I read with interest your article of 1st May by Justin Cumberlege on the successful appeal against the NHS Litigation Authority on the matter of the DV determining the level of rent reimbursement for GPs.  Will the NHS Litigation Authority now be sending all such cases to independent valuers and, if so, will this help GPs?

Answer


The case won by Primary Health Investment Properties is being looked upon as a positive action that will mean that the NHS Litigation Authority will in the future need to ensure that natural justice is carried out.  This may well require them to appoint independent valuers possibly through an organisation such as the Royal Institution of Chartered Surveyors.  However, this is far from certain and the Litigation Authority are, at this moment, probably considering their options.  Do they have to follow the aforementioned route?  Could they make technical alterations to the existing system to waylay the judge’s concerns?  This all unfortunately leads to another problem in that such actions will inevitably cause delays for GPs currently in or wanting to use the system.

With the uncertainties of how the appeal procedure should now work, it is inevitable that cases will be delayed whilst procedures are being reconsidered.  Furthermore, if the Litigation Authority decide to use independent experts appointed outside the NHS, there could well be a cost consideration which, certainly if any appeal is unsuccessful, may fall back onto the GPs.

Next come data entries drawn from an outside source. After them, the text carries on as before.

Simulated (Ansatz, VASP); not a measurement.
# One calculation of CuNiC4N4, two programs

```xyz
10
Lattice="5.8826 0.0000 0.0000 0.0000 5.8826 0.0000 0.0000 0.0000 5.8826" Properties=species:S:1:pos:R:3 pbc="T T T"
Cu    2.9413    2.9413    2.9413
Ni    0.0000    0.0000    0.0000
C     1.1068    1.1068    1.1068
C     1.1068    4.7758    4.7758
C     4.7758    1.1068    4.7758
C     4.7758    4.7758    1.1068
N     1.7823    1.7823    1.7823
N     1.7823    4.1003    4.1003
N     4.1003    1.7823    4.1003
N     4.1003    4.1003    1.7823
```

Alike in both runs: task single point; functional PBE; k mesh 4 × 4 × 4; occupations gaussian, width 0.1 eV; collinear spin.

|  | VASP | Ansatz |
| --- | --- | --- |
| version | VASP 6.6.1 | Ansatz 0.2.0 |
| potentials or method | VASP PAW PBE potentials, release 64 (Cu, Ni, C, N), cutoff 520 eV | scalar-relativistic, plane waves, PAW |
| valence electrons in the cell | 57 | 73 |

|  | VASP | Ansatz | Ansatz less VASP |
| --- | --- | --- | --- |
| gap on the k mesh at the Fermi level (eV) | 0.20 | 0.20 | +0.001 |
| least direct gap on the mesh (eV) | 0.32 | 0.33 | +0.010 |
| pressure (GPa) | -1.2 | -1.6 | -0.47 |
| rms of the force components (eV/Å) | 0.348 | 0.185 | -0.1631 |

The matter is possibly even further reaching in that, since the 2004 Directions, some PCTs have observed that the Directions themselves do not include any appeal route and have thus sought to alter the old system which allowed representations to be made by a Practice or their surveyor to a DV and then, failing that, for the matter to be passed on to the Secretary of State (in the form of the NHS Litigation Authority in the form of their Family Health Services Appeals Unit).  To simplify matters, some PCTs were looking at undertaking certain stages of the appeal route themselves or even determining whether or not they would allow GPs to challenge the DV’s figure in the first place.  My understanding is that the NHS Litigation Authority has now sought to advise some of these PCTs that their actions clearly curtailed the rights of GPs and are not acting within the doctrine of natural justice.  This may well cause some PCTs to rethink their whole procedure which, in the long term, could be positive but, in the short term, could create substantial delays for doctors with legitimate challenges on their` level of actual or notional rent reimbursement.